800m, remember the semiperimeter (s) is half of the perimeter... in this case (1/2)(28)=14. Plugging that into the equation yields (48/7)^(1/2)
That's really impressive that you were able to derive the formula using the perimeter though.

caltech07- no, I never derived the formula-- I actually also saw it in a math book. I am amazed that it comes down to such a simple equation (btw, it works with all triangles, not just right and isosceles). If you remember heron's formula, you will notice that the area of the circle is equal to the area of the triangle squared times pi divided by the semiperimeter squared... strange. You might wanna check out 800m's post for a derivation...

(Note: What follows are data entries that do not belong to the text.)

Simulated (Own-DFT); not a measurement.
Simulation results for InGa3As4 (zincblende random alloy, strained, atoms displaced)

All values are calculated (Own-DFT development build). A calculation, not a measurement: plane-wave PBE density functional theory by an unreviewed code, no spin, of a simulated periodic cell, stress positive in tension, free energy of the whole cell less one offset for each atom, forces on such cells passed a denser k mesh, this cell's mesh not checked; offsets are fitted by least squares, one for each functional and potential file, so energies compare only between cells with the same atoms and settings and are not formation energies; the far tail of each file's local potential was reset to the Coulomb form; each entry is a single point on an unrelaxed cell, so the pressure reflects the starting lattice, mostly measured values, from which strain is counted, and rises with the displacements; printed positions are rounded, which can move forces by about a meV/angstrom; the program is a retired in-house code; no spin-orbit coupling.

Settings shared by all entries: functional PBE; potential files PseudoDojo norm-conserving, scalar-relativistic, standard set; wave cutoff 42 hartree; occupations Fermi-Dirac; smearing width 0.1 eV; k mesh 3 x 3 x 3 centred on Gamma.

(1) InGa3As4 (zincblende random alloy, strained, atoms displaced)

 By 800m on Sunday, December 29, 2002 - 06:49 pm: Edit

Oh, sorry I overlooked the word semiperimeter...

 By vp on Monday, December 30, 2002 - 01:15 pm: Edit

HEEEEELLLLLLLLLLLOOOOOOOOOOOOO u guys
is this one big joke or what
who said???????
hehehehheeh
LOL
ROFLOL

 By vp on Monday, December 30, 2002 - 01:19 pm: Edit

ROLLING ON THE FLOOORRRRRRRRRR
hehehehhehee
u can go on and on about ur great semi-perimeter/trig/identity/ and...ahemm...co-ordinate plane or whatever..this is just SIMPLE triangles...similar triangles...the answer is NOT 48/7pi
its
256pi/49

 By BritGirl on Monday, December 30, 2002 - 01:49 pm: Edit

Pat- ur semiperimeter formula is called Hero's formula, derived ages ago. Good job guys, wish I read the question earlier, would have had fun solving it Got any more Pat?

 By vp on Monday, December 30, 2002 - 02:26 pm: Edit

ONE SEC......just one sec.....im highly confused......how can R= hero's formula? the heros formula is for calculating AREA of the TRIANGLE....not r.........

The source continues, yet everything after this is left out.